Aggregator technology is designed to improve execution by consolidating liquidity – in the form of bid and ask prices and amounts – from multiple sources into a single unified order book.
However, the optimal design of an aggregator is far from trivial, given that each client will have different execution objectives and adopt a particular execution style, and that the liquidity provided by the dealer is bespoke to that client.
The first decision for a trader is the number of liquidity providers to aggregate.
“Some clients deal on single-dealer bank platforms, whereas others aggregate two or three liquidity providers and at the other end of the spectrum there are those aggregating 30 or more,” he says.
The next step is to decide which liquidity providers to include. Again, there is no agreement across the board on whether a provider that internalizes trades by holding the risk until it finds opposing interest from other traders is preferable to one that externalizes trades by immediate one-for-one hedging on public venues, thereby creating an instantaneous market impact.
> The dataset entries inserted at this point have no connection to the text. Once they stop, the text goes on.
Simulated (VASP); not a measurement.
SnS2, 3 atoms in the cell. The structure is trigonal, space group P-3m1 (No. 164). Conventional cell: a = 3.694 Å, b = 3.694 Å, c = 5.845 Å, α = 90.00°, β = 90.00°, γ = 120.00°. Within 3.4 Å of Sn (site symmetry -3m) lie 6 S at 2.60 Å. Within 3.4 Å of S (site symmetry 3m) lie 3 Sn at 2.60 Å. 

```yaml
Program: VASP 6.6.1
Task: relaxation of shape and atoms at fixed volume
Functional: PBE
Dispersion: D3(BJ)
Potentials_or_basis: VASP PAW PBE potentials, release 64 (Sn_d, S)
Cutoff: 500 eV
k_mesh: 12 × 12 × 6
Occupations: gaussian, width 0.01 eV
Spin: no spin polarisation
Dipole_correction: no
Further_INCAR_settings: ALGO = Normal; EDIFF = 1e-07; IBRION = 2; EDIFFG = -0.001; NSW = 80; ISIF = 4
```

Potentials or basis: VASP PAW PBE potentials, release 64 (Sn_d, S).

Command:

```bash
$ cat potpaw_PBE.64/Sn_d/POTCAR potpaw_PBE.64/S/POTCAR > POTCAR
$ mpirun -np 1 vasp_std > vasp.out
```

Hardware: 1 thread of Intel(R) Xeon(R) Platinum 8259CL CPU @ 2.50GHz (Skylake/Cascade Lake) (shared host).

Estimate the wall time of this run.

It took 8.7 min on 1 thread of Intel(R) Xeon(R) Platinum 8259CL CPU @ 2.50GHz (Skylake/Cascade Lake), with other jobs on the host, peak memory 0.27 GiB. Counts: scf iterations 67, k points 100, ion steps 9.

Market participants are aware of the distinction, but the implications for aggregator design and transaction costs are less clear, says Oomen, adding that it is not possible to make a blanket statement regarding the optimal aggregation model because each client’s requirements for liquidity will be different.
The conclusion to be drawn from the research and from client feedback is that while there is a cost to creating the aggregator model, it is relatively inexpensive to add additional liquidity providers once the technology has been set up and integrated into a client’s business.
“If we go back a few years, many clients would have had more than 10 liquidity providers in their aggregator,” he says. “Now an increasing number of those clients are scaling back the number of liquidity providers in their aggregator, partly on the basis of their own research and also work we have done with them.
“Maintaining so many relationships is time-consuming and they are questioning how those with limited share of the aggregator benefit execution.”
As well as working with fewer liquidity providers, market participants are also specifying their requirements in greater detail. Combined with a more quantitative, data-driven approach to trading, this creates a more in-depth discussion that is not just about spread but also market impact, reject rates and consistency of pricing.
According to Oomen, the structure that works best for many of his clients is to execute the full amount with a small number of internalizers rather than stack-sweep execution, where the client divides up the order into a multiple of standard amounts and spread execution of these across as many providers at their best prices.
The usual argument for using stack-sweep is that each child order or smaller trade is of a lesser size and will therefore cross a tighter spread than what is charged for a single full-amount order size.
However, this assumes that the liquidity providers offer the same liquidity to a trader irrespective of execution style.
With stack execution, a single liquidity provider that has quick market access and for whom it is relatively expensive to internalize risk can effectively force all other providers to externalize the trader’s flow, thereby maximizing the market impact and aggregate costs levied on to the liquidity providers.
“For clients with natural liquidity demands whose trades are not motivated by very short-term, latency-sensitive price fluctuations, this approach can work well,” says Oomen.
“However, there has to be a commitment from the liquidity provider to deliver liquidity on that basis, while the client has to be prepared to constrain the liquidity pool and only send flow into that pool that is compatible with the liquidity relationship.”
Regardless of the strategy adopted, Oomen reckons changes are relatively easily made and that clients can clearly measure the benefits in terms of reduced trading costs as well as increased liquidity access.